On 10/13/2012 6:12 AM, Daniel Owens wrote:
Thanks, Chris. I had not thought of the latter solution, but that is
what we need. This raises a fundamental question: how will front-ends
find the right lexical entry?
Currently, according to my understanding, a conf file may include
Feature=HebrewDef. To distinguish Hebrew from Aramaic, I suggest the
following value also be allowed: Feature=AramaicDef. Then front-ends
will be able to find entries in the correct language.
HebrewDef indicates that a lexicon module is indexed by Strong's
numbers. Everything you've said so far indicates to me that you aren't
using Strong's numbers at all, so do not use Feature=HebrewDef. Also,
there should not ever be a Feature=AramaicDef since Aramaic Strong's
numbers are not distinguished from Hebrew.
I think it would probably be helpful if you could enumerate the set of
modules you propose to create:
a Bible (just one? more than one?)
a lexicon? separate Hebrew & Aramaic lexica?
a morphology database? separate Hebrew & Aramaic databases?
My guess is that you are advocating a Feature value that indicates "this
lexicon module contains words in language X, indexed by lemma/word". I
would absolutely be supportive of adding this, but we currently have
nothing comparable in use. I would advocate
(Greek|Hebrew|Aramaic|...)WordDef for the value.
But lemmatization can vary somewhat in the details within a language.

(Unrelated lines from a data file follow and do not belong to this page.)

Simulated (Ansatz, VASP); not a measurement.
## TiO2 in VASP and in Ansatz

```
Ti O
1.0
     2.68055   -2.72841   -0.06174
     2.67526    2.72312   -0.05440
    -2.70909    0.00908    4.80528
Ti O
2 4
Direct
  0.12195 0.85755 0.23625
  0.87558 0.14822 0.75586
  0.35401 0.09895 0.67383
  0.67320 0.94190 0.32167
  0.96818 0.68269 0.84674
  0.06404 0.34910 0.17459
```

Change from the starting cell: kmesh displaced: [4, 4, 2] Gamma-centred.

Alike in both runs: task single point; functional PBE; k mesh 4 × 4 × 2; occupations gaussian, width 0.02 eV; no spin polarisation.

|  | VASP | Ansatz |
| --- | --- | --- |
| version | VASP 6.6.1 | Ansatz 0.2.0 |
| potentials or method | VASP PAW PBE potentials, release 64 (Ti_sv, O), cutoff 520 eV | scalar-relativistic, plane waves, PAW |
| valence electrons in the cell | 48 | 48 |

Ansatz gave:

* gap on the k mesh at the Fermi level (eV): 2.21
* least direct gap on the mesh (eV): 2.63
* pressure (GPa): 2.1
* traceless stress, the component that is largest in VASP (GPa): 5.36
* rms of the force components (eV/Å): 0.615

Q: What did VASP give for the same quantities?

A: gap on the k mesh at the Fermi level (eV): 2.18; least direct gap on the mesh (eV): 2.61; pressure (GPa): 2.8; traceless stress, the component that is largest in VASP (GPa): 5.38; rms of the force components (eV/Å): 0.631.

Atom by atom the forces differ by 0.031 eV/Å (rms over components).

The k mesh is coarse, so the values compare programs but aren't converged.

How could we include mappings between lemmatization? That way we could
map between lemmatizations so a text using Strong's numbers could look
up words in a lexicon keyed to Greek, Hebrew or Aramaic and vice versa.
Perhaps a simple mapping format could be the following:
The file StrongsGreek2AbbottSmith.map could contain:
G1=α
G2=Ἀαρών
G3=Ἀβαδδών
etc.
Frontends could use these mappings to find the correct lexical entry. So
A lookup from KJV could then find the relevant entry in AbbottSmith. And
with a similar mapping MorphGNT2StrongsGreek.map a lookup from MorphGNT
could find the correct entry in Strongs, if that is the default Greek
Lexicon for the front-end.
I use Greek because I have the data ready at hand, but this method would
be even more important for Hebrew. I was testing with BibleTime and
found that only some of the lemma in WHM would find their way to the
correct BDB entry. This is because their lemmatizations are different.
Providing for a mapping would allow us to resolve those conflicts for
the user. Also, the OSMHB module could find entries in BDB keyed to
Hebrew, and the WHM could find entries in BDB or Strongs. I expect this
mapping would need to happen at the engine level.
Is that a reasonable solution? Or does someone have a better idea?
I believe that mapping to/from Strong's numbers is not one-to-one, but
many-to-many. We currently allow lookups based on lemmata by keying
lexica to lemmata. A lexicon can have multiple keys point to a single entry.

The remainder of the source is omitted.